Don’t forget Oscar Tshiebwe. He’s still key to Kentucky basketball’s NCAA chances.
Conventional wisdom says centers don’t matter as much in the modern game of basketball. Guards are the be-all/end-all. If you want to survive and advance in the NCAA Tournament, the guys on the perimeter are more valuable than the big guys under the basket.
Tell that to Kansas. It was David McCormack, the Jayhawks’ 6-foot-10 hulk of a center, who scored 25 points in KU’s Final Four win over Villanova last year, then 15 points, with 10 rebounds in the championship game win over North Carolina that gave Bill Self his second national title.
Tell that to the Tar Heels. It was Armando Bacot, UNC’s 6-foot-11 center, who went absolutely nuts in last year’s tournament to drag Hubert Davis’ team into the title game. Bacot’s numbers: Six double-doubles in six games, including 20 points and 22 rebounds in the Elite Eight win over Saint Peters and 21 rebounds in the Final Four victory over Duke.
Now tell that to Kentucky’s Oscar Tshiebwe, everybody’s national player of the year last season who dropped all the way off — wink, wink — to 16.5 points and 13.1 rebounds and second-team All-American this campaign.
“I have to play well for us to play well,” Tshiebwe said Thursday. “When I play well that gives my team confidence.”
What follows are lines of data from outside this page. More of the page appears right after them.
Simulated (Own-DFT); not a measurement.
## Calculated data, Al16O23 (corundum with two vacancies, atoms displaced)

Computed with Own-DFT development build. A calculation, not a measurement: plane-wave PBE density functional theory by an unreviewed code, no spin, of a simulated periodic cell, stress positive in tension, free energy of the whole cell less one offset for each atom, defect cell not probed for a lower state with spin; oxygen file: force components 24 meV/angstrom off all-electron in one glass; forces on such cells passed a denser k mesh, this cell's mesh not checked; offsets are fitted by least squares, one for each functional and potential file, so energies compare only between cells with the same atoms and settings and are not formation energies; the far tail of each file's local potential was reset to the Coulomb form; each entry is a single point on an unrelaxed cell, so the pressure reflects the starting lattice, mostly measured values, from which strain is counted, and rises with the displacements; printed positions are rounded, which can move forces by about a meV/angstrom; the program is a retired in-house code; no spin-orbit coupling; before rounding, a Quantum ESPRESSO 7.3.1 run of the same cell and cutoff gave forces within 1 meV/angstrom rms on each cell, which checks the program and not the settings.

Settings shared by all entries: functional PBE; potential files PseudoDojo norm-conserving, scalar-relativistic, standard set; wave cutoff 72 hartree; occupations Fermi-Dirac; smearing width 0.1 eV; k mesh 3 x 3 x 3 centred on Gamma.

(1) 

The 6-9 rebounding machine said this while sitting inside UK’s locker room at the Greensboro Coliseum where the No. 6 seeded Wildcats will face No. 11 seed Providence in the first round of the NCAA Tournament’s East Region on Friday at 7:10 p.m. on CBS.
Consider that Tshiebwe scored just eight points in UK’s 63-53 loss to UCLA; four points in the 78-52 drubbing the Cats took at Alabama; seven points and seven rebounds in a home loss to Arkansas.
So all the chatter about Kentucky’s ongoing trips to the training room — “I just wish we were fully healthy,” head coach John Calipari said Thursday. “We’ll see who can play Friday.” — its un-Calipari-like defensive breakdowns and its seesaw play overall have overshadowed UK’s Big O, who will no doubt be key to UK’s tournament fortunes.
Opponents must think so. They’ve gone MMA on the Kentucky center lately in hopes Tshiebwe might retaliate. Arkansas implemented that strategy in the regular season finale. Vanderbilt copied the blueprint in the SEC Tournament.
It nearly worked. In both games, Tshiebwe worked the gray areas between common foul/flagrant foul/ejection. Luckily for Kentucky, its center wasn’t tossed in either game, but that wasn’t from a lack of trading elbows with the aggressors from the opposition.
“I cannot react the way I reacted,” Tshiebwe said Thursday. “I’ve got to keep my elbows down a little bit.”
Providence is no shrinking violet. Head coach Ed Cooley’s mantra since taking over the Friars has been play tough, play physical, play good defense. This year’s edition hasn’t quite lived up to its predecessors on defense, but the Friars are better on offense. And they can rebound. Providence is 16th nationally in offensive rebound percentage. UK is No. 2.
Ed Croswell, Providence’s 6-9 senior, will have the primary responsibility of tangling with Tshiebwe. The Philadelphia native, who transferred from LaSalle to Providence before last season, is averaging 13.2 points and 7.6 rebounds per game. Croswell managed just six points and four rebounds in the Friars’ loss to UConn in the Big East Tournament. Before that, he produced three double-doubles in Providence’s last five games.
“Oscar is an elite rebounder,” Cooley said Friday. “(But) he knows we’re going to go at him as much as he comes at us.”
Oscar says he’s ready.
“I’m going with the mentality that you got to go and (dominate),” he said. “They say the beast doesn’t care who he’s going against. I know what I’m going to get (Friday). They’re not just going to say, ‘Let’s play Oscar.’ No, they’re going to be on me. I just got to make sure I calm down and stay focused to help my team.”